Hash table: linear probe vs. chaining

I

Ian Pilcher

Background:

I'm working on a Java program, and I need to associate some additional
data with a large number of objects. I do not have the freedom to
modify or wrap the existing object classes. Additionally, I don't want
to interfere with the garbage collection of the objects.

I've come to the conclusion that I need a "WeakIdentityHashMap," a data
structure which combines the features of an IdentityHashMap and a
WeakHashMap. After a couple of attempts to build such a thing on top of
one of the existing classes, I don't think that enough of the internals
are exposed, and I'm going to have to create my own hash table.


The question:

Sun's documentation states that they use a linear-probe hash table for
the IdentityHashMap; the GNU Classpath does the same thing. As far as I
can tell, the other hash table-based collections use chaining.

It seems to me that a linear-probe hash table is a bad idea if mappings
are going to be removed from the table very often. When searching for a
given key, the search must continue until the key itself is found or a
slot which has NEVER been occupied is found. (Finding a slot which is
CURRENTLY empty is not enough, since it may have been occupied when the
key being sought was inserted into the map.)
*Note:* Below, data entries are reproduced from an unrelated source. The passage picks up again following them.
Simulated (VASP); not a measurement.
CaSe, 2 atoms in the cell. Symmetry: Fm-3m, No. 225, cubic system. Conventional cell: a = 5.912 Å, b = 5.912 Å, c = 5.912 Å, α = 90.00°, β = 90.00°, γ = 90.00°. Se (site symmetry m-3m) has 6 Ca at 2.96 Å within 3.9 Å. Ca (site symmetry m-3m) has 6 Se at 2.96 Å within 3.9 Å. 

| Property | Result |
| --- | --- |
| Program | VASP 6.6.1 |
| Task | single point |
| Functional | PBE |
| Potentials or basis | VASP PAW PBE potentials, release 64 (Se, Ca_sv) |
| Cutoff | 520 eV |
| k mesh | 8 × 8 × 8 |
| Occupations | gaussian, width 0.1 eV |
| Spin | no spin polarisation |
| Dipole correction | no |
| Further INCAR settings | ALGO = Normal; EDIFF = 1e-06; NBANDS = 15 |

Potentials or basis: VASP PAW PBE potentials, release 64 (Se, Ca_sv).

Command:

Anyone see a flaw in my reasoning?

Thanks!
 
B

Ben Pfaff

Ian Pilcher said:
It seems to me that a linear-probe hash table is a bad idea if mappings
are going to be removed from the table very often. When searching for a
given key, the search must continue until the key itself is found or a
slot which has NEVER been occupied is found. (Finding a slot which is
CURRENTLY empty is not enough, since it may have been occupied when the
key being sought was inserted into the map.)

Anyone see a flaw in my reasoning?

You are overlooking the algorithm for removing an item from a
linear-probing hash table. In Knuth this is Algorithm 6.4R
(Deletion with linear probing).
 
M

MSCHAEF.COM

Ian Pilcher said:
It seems to me that a linear-probe hash table is a bad idea if mappings
are going to be removed from the table very often.

As Ben Pfaff pointed out, there are ways to solve this.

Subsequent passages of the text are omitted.